Well, Professor Biggar can rest easy today, because I’ve done a bit of research for him. The professor will, I’m sure, be delighted to hear that University of York English Literature undergrads do in fact study Chaucer and Jane Austen – but also Toni Morrison, Tayeb Salih, and Ralph Ellison. You can study medieval lais alongside works that tackle homophobia; Shakespeare alongside European New Cinema; Renaissance writers, Romantic writers, and Modernist writers, but also feminist writers, race writers, and, yes, writers who wish to dissect the legacy of British colonialism.
Professor Biggar claims that the harms of the British Empire are casting an “imaginary guilt” over us, yet he was born just five years after India became a republic, following nearly two centuries of British exploitation. The fact that he thinks we have no ownership over this legacy is astounding to me. Us university students are, of course, living in a postcolonial period. It would be easy to say that we are completely removed from the harms that Britain committed in the past. I understand how unfair it can feel, I really do: how can we be guilty of crimes that happened before we were even born? But decolonising the curriculum isn’t designed to place guilt and blame on students, and it is definitely not designed to ‘get rid of all the classics’. Decolonisation isn’t about completely destroying the established canon of writers, it’s about trying to create a modicum of balance.

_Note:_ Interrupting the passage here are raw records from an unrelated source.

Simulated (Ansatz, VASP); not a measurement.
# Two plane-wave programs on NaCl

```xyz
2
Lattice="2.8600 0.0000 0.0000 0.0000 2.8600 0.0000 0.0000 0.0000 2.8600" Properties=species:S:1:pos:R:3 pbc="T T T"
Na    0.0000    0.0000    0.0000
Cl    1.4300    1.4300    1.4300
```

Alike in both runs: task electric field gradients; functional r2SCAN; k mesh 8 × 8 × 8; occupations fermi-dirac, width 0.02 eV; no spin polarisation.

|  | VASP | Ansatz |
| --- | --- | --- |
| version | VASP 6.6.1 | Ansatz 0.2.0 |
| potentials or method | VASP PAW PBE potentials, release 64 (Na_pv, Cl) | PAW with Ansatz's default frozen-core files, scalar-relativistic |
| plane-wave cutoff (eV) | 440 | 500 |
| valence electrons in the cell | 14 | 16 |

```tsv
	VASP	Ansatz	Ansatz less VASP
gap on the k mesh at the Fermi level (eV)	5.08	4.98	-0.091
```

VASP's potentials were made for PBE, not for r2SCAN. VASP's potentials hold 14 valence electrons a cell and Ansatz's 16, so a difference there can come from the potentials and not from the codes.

Our curriculum should reflect the wonderful and diverse world that we live in, both the good and the bad. None of our history should be swept under the rug, or airbrushed out of existence. Equally, no one from a minority background should come to university and feel that the only ‘legitimate creators of knowledge’ are white men.
And finally, no one – and I mean no one – should read the comments under a Times article. It was a truly depressing experience.